MFS-16 Assembly

MFS-16 assembly language shares many similarities with other variants of assembly, but has some features that make it unique.

Comments

Comments can be single-line...

// Hello, I'm a comment. I am ignored by the MFS-16 assembler.

... or multi-line.

/*
    This is a big, multiline comment.

    It can be as long as you want.
*/

They can be located at any point in the line.

LD A,B; // This loads register B into register A.

Variables

Variables may be assigned at any point with the following format:

variable_name = number:data_type;

Since a semicolon ends the statement, variable assignments may be multiple lines.

Variable assignments do not take up any space in the final binary.

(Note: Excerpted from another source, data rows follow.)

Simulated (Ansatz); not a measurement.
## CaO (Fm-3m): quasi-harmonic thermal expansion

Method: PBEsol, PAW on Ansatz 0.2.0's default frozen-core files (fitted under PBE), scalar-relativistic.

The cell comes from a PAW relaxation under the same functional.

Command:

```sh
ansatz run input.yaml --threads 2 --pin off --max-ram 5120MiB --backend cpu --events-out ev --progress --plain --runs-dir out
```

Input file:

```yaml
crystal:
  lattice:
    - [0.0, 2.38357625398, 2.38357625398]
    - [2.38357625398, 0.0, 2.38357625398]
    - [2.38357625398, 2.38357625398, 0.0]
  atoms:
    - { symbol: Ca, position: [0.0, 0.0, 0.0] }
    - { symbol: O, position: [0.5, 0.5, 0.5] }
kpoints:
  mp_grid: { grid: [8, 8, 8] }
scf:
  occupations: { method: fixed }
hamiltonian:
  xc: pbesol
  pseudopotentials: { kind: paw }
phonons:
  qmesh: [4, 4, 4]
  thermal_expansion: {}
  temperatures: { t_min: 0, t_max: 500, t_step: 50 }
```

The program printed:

Valid variable names consist of alphanumeric characters, underscores, and numbers, but they cannot start with a number.

// OK!
my_variable = 255;

// NO! Must not start with a number.
12_my_variable = 254;

// NO! Illegal characters in variable name.
my+variable = 253;

After assignment, variables can be used in place of literal values (u4, imm8, imm16, imm32, etc.):

// This...
my_variable = 255;
ld A1,my_variable;

// ...does the same thing as this.
ld A1,255;

Literals

The data types of numbers must be explicitly specified by following the number with a colon, then a single letter denoting the data type. MFS-16 assembly supports four data types:

  • :b (byte): An 8-bit value. If no data type is given, the assembler will assume the value is a byte (and fail if the value is too large to be a byte!). Can be used with 8-bit virtual registers (A1, A0, B1, etc.).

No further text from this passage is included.